As for Origen, while he cited Mark more often than Clement did, he did not cite it anywhere near the frequency with which he cited the other Gospels.  As far as I can tell via a study of Origen’s major works, Origen cited nothing in Mark 3:19-4:11 (28 consecutive verses), or in 5:2-5:43 (41 consecutive verses) or in 8:7-8:29 (22 consecutive verses), or in 10:3-10:42 (39 consecutive verses), or in 1:36-3:16 (54 consecutive verses).  If we should conclude that a non-use of Mark 16:9-20 means that the verses were absent in Origen’s copies (as Tabor seems to expect his readers to conclude that it does), then by the same measure, they would conclude that Origen had a much shorter text of Mark.  Whereas the proper conclusion is simply that Origen’s non-use of Mark 16:9-20 – if a reference in Philocalia 5 does not allude to Mark 16:17-20 – is a side-effect of his general preference for the other three Gospel-accounts.
Tabor also misrepresents (because Metzger did) the testimony of Eusebius and Jerome; those who seek a more realistic and informed perspective on their testimony may want to bypass the misleading snippets used by various commentators and read Eusebius’ comments for themselves in Eusebius of Caesarea – Gospel Problems and Solutions, and to compare it to Jerome’s Epistle 120 – To Hedibia, and notice (as D. C. Parker noticed) that Jerome’s comment is not a personal observation by  Jerome about Jerome’s manuscripts; it is part of Jerome’s Latin abridgment of part of Eusebius’ Ad Marinum, cobbled together in response to Hedibia’s general question about how to harmonize the Gospels regarding events that followed Christ’s resurrection.  Those who take the time to do so will see that Eusebius, rather than forcefully reject Mark 16:9-20, advised Marinus about how to punctuate and pronounce (and thus retain) Mark 16:9; they will also see that Eusebius used Mark 16:9 himself on two other occasions in the same composition.  
Tabor then mentions “two other endings,” and here too he misleads his readers.  For he fails to mention that when every Greek manuscript that includes the Shorter Ending – all six of them – was made, the usual 12 verses were included too.  And he says that these endings show up in “various manuscripts” but there is only one manuscript that has what he describes as an ending:  the Freer Logion, found in Codex W.  Furthermore, it is plainly false to call the Freer Logion another ending, because it is not an ending; it is an interpolation, as you can see (page-views below).  This material does not appear after Mark 16:8.  It appears between Mark 16:14 and 16:15, right where Jerome mentioned in one of his writings that he had seen it, “especially in Greek codices.”    
            And that is where Tabor’s presentation of the external evidence ends; the remainder of the article is not much more than restatements of the author’s unorthodox beliefs regarding the nature of the resurrection of Christ.  Where does he mention that Irenaeus specifically quoted Mark 16:19 around the year 180, over a century before Codex Vaticanus was made?  Nowhere.  Where does he mention that manuscripts representing the Byzantine, Western, Caesarea, and Alexandrian text-types include Mark 16:9-20?  Nowhere.  How is it that in a footnote Tabor mentions (via a quotation from Metzger’s Textual Commentary) two Georgian manuscripts from the 800s and 900s, but none of the patristic utilizations of Mark 16:9-20 from the 300s and 400s?  Is evidence from the Vulgate, from Codex Alexandrinus, from Codex Bezae, from Apostolic Constitutions (380), from Ambrose, from Augustine, and from Jerome suddenly so trivial as to be ignored?  No?  Then why – I ask the editors of BAR – was none of this mentioned in their article?     
            No matter what the answer is – whether such glaring omissions and evidence-molding were intentional or accidental – it seems obvious that BAR should be considered a dry well – or worse, a poisoned well – by readers thirsty for accurate descriptions of the external evidence pertinent to important text-critical questions about the text of the New Testament.

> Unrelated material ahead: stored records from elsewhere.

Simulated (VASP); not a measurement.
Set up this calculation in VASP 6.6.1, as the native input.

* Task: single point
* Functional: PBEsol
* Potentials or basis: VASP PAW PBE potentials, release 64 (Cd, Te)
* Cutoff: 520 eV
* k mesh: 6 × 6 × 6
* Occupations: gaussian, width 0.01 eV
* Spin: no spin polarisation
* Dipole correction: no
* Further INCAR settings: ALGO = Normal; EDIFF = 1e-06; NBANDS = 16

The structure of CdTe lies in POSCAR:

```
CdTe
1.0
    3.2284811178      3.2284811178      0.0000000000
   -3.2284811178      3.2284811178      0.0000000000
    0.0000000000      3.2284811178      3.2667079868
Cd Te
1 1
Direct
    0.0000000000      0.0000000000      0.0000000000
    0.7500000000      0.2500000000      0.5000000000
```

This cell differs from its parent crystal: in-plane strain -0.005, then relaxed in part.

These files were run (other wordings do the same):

Wednesday, September 19, 2018

Mark 16:9-20 and Early Patristic Evidence


            New Testament scholars continue to spread misinformation about Mark 16:9-20.  The latest perpetrator is Dr. Zachary Cole, a professor at Union Theological College.  Dr. Cole received his master’s degree from Dallas Theological Seminary and his Ph.D. is from the University of Edinburgh.  Nevertheless – or perhaps one should say “Consequently” – he has not been well-informed about the last 12 verses of Mark.  
            Today, instead of sifting through Dr. Cole’s essay The Ending of Mark’s Gospel in a systematic way to clarify all of its inaccuracies, I wish to address one particular point, as the means of introducing some important evidence:  Cole stated  the following:   

“Only two copies of Mark seem to suggest that 16:9-20 were not originally written by Mark himself, but these are both early and reliable witnesses. And we might say that the copies that do contain 16:9–20, while large in number, are really secondary in importance because they stand farther away from the event itself.  That is why I, along with most New Testament scholars, are convinced that Mark did not write verses 9-20.”

 
Codex Alexandrinus, fol. 18r.
          
It should be noted that some of the manuscripts that include Mark 16:9-20 do not stand very far away from Vaticanus and Sinaiticus in chronological terms:  Codex Alexandrinus has the passage; so does Codex Bezae (though partly damaged) and so does Codex Washingtoniensis.  But there is a larger problem:  Dr. Cole has unfortunately completely ignored the patristic evidence.  Although Codex Vaticanus, produced around 325, is the earliest known Greek manuscript of Mark 16, and Codex Sinaiticus is indeed the second-oldest, there is evidence from patristic writings that belongs in the equation, and this patristic evidence is older that these two fourth-century manuscripts.  Consider:

(1) Justin Martyr.  Here is an excerpt, slightly paraphrased, from chapter 45 of Justin’s work First Apology (composed c. 160 for the Roman Emperor Pius as a defense of Christianity, which was at the time considered an illegal religion by the Roman government):  
Hear the prophecy that was spoken by David that God the Father of all would bring Christ to heaven after He had raised Him from the dead, and would keep Him there until He has subdued His enemies the devils, and until the number of those who are foreknown by Him as good and virtuous is complete, on whose account He continues to delay the end of the world.  These are his words:
“The Lord said to my Lord, Sit at My right hand, until I make Your enemies Your footstool. The Lord shall send to You the rod of power out of Jerusalem; and You rule in the midst of Your enemies. With You is the government in the day of Your power, in the beautiful fellowship of Your saints.  From the womb of morning I have begotten You.”
Justin, in this part of his book, is interpreting Psalm 110 as a prophecy about Christ.  He continues:  Where he says, “He shall send to You the rod of power out of Jerusalem,” this is a prediction about the mighty word which His apostles, going forth from Jerusalem, preached everywhere.  And though death is decreed against those who teach or even confess the name of Christ, we everywhere both embrace and teach it.  And if you read these words in a hostile spirit, all you can do, as I said before, is kill us; which indeed does no harm to us, but to you and all who unjustly hate us and do not repent, brings eternal punishment by fire.”
Notice the thematic and verbal parallels with Mark 16:17-20.  First, five thematic parallels:
● Justin refers to the ascension of Christ (cf. Mark 16:19)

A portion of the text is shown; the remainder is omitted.